HL Deb 12 June 1958 vol 209 cc796-804

3.22 p.m.

Amendments reported (according to Order).

Clause 4 [Variation of orders registered in magistrates' courts]:

THE LORD CHANCELLOR moved, in subsection (2) (a), after "order" to insert: (other than jurisdiction in a case where a party to the order is not present in England when the application for variation is made)". The noble and learned Viscount said: My Lords, it may be convenient if your Lordships consider Amendments 1 and 2 together, because they deal with the same point. In general, a magistrates' court has no jurisdiction to hear a complaint where one of the parties resides outside England and Wales. In the High Court there is no such limitation and it is possible to deal with the situation by substituted service. Your Lordships will see that Clause 4 (2) (a) of the Bill enables a magistrates' court to exercise the same jurisdiction to vary any rate of payment specified in a High Court order registered under it which would otherwise be exercisable by the High Court. It was intended to enable magistrates' courts to apply the same principles as the High Court, and it is not intended to increase their jurisdiction with regard to these registered orders. A very different position arises, which I will deal with in a moment, with regard to attachment of earnings orders under a later part of the Bill. It is to safeguard this position that these Amendments are moved. I should draw your Lordships' attention to the fact that the second Amendment introduces a sub-paragraph (b), and it would be convenient, as a matter of arrangement of the Bill, if in line 25 after "court" there were inserted (a). I beg to move the first Amendment.
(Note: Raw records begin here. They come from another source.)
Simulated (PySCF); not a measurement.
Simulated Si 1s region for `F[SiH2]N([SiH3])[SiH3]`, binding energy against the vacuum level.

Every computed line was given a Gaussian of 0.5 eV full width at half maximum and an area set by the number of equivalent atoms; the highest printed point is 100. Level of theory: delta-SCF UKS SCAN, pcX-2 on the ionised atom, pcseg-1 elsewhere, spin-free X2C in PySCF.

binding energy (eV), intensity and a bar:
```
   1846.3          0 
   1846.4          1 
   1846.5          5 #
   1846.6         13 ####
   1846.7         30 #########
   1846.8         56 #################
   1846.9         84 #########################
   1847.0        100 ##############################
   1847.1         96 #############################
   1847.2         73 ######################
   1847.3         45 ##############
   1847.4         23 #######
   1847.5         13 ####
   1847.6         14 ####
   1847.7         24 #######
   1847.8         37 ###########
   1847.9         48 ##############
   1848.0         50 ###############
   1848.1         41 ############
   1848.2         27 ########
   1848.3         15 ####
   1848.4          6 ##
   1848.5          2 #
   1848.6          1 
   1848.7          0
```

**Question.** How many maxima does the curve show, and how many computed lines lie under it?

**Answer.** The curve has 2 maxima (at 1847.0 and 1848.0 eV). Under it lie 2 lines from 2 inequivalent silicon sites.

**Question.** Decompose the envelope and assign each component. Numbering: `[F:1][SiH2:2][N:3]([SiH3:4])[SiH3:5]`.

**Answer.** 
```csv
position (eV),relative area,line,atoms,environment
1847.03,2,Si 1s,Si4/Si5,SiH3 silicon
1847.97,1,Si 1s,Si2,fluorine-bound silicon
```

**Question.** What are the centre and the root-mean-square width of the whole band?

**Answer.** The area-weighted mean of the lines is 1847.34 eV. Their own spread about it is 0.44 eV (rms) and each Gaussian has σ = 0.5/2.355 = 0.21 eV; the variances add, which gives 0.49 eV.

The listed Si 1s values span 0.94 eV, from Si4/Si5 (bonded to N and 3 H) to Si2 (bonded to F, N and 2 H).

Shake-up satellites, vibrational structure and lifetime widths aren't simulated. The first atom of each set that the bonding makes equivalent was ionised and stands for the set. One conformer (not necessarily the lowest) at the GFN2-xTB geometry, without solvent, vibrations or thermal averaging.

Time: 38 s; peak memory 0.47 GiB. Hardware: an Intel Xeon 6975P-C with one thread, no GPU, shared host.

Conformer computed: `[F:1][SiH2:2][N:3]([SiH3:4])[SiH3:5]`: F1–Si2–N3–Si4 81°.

Amendment moved— Page 4, line 39, after ("order ") insert the said words.—(The Lord Chancellor.)

On Question, Amendment agreed to.

THE LORD CHANCELLOR

My Lords, I have already described this Amendment to your Lordships. I beg to move.

Amendment moved— Page 5, line 26, at end insert ("; or (b) at a time when a party to the order is not present in England").—(The Lord Chancellor.)

On Question, Amendment agreed to.

Clause 17 [Prohibition of committal more than once in respect of same arrears]:

THE LORD CHANCELLOR

My Lords, this Amendment paves the way for the new clause with the side note "Powers of magistrates to review committals, etc." I beg to move.

Amendment moved— Page 16, line 11, after ("warrant") insert ("(other than a warrant of which the issue is postponed under paragraph (ii) of subsection (5) of section (Powers of magistrates to review committals, etc.) of this Act)").—(The Lord Chancellor.)

On Question, Amendment agreed to.

THE LORD CHANCELLOR moved, after Clause 17 to insert the following new clause:

Powers of magistrates to review committals, etc.

".—(1) Where, for the purpose of enforcing a maintenance order, a magistrates' court has exercised its power under subsection (2) of section sixty-five of the Magistrates' Courts Act, 1952, or this section to postpone the issue of a warrant of commitment and under the terms of the postponement the warrant falls to be issued, then—

  1. (a) the warrant shall not be issued except in pursuance of subsection (2) or paragraph (a) of subsection (3) of this section; and
  2. (b) the clerk of the court shall give notice to the defendant stating that if the defendant considers there are grounds for not issuing the warrant he may make an application to the court in the prescribed manner requesting that the warrant shall not be issued and stating those grounds.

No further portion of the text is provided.